So people like myself could live off open source rather than either turn into a passion project where you're begging for donations or seeking bounties or make it useful to Microsoft so they'll hire you.
You can keep your project for yourself, make some money with it.
So essentially, I then found out my friend and he thought it was a genius idea.
And we managed to get at this point where, we're $18 million of funding.
I started active development on it in April.
And we genuinely believe we can change how open source is funded.
So let's walk through that.
So you have a friend who's really into crypto.
And the two of you kind of click with this idea which i think is a phenomenal
idea basically you have this new kind of uh uh let's say more liquid more electronic way of
transferring money you have a marketplace where you have um one thing just segue one thing you'll
know now that you have a kid it's going to take a few years. When your kid starts preschool, you'll be sick pretty much all of September.
But you have this marketplace where on one side you have, you know,
people who are using open source software and are getting value from it.
And on the other side, you have the people producing it.
And so it seems like you can create, you know, a very efficient market there.
How did that turn into a funded company?
So like, who did you speak to?
Like, what's that chain of events like?
Because, you know, a lot of people know absolutely nothing about, even people who have been in
the industry, I even put myself in this position, know nothing about startups.
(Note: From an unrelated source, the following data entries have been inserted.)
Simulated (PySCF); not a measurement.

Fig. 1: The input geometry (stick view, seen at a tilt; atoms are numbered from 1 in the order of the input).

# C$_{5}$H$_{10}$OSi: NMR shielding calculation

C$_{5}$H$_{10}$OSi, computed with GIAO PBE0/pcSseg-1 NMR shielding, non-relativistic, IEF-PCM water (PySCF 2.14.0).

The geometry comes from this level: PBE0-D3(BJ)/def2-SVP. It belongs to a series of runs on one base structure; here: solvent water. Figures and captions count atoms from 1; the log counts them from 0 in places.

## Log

We've heard the word seed round.
We don't know really what it means.
And so kind of walk us through what that journey was like till now.
It's a good question.
And it's fun stories, really.
So, well, I'm very fortunate because when you have something that's as well known as Homebrew, it makes things a lot simpler.
You know, we estimate that Homebrew has 40 million users and it's probably true because they're not all developers they're also all these other professions that need the tooling that comes
with homebrew right initially it's going to be very focused on developers but over time it can
evolve i've built t to be the ultimate packaging tool, but we can talk about its future set in a minute.
So, yeah, like, so my friend has known me for years
and he's wanted to work with me on something this big before.
We've worked on minor startups and done contracting together and things.
Timothy Lewis.
So he, because he's been in crypto so long,
just knew a lot of people that were willing to invest in the sector i remember the first meeting we had with one of our first
investors i was talking it through and he was fascinated by my story and i said how you know
the only things i'd ever got from homebrew were google once sent me a blanket and things like
this like great pitch stories because it's true they sent me a blanket and they said thanks for
homebrew wow i didn't know your address oh it's google right i mean
they didn't ask me for my address you know they've had you've had like give back to open
source programs for years and this is one of the first and all it was that year was a blanket like
now they actually throw money at it but yeah at the time i got a uh similarly i got a google home
it's actually in the kids' playroom right
behind me, behind this wall. Yeah, I don't remember exactly how it worked, but yeah,
I remember giving them my address and then being a little skeptical, but yeah, a random Google Home
just showed up at my house a week later. Yeah, that's nice. But still, certainly not enough
to pay the bills if you're going to do open source full time
but yeah
so I was pitching and then
this guy was like okay I'm going to just
invite my friend down to talk to you
and the guy was like a developer
and so the guy turns up
and my co-founder goes
so do you know Homebrew and he was like what
the package manager for Mac and he's like yeah
do you use it and he was like, what? The package manager for Mac? And he's like, yeah. He said, do you use it?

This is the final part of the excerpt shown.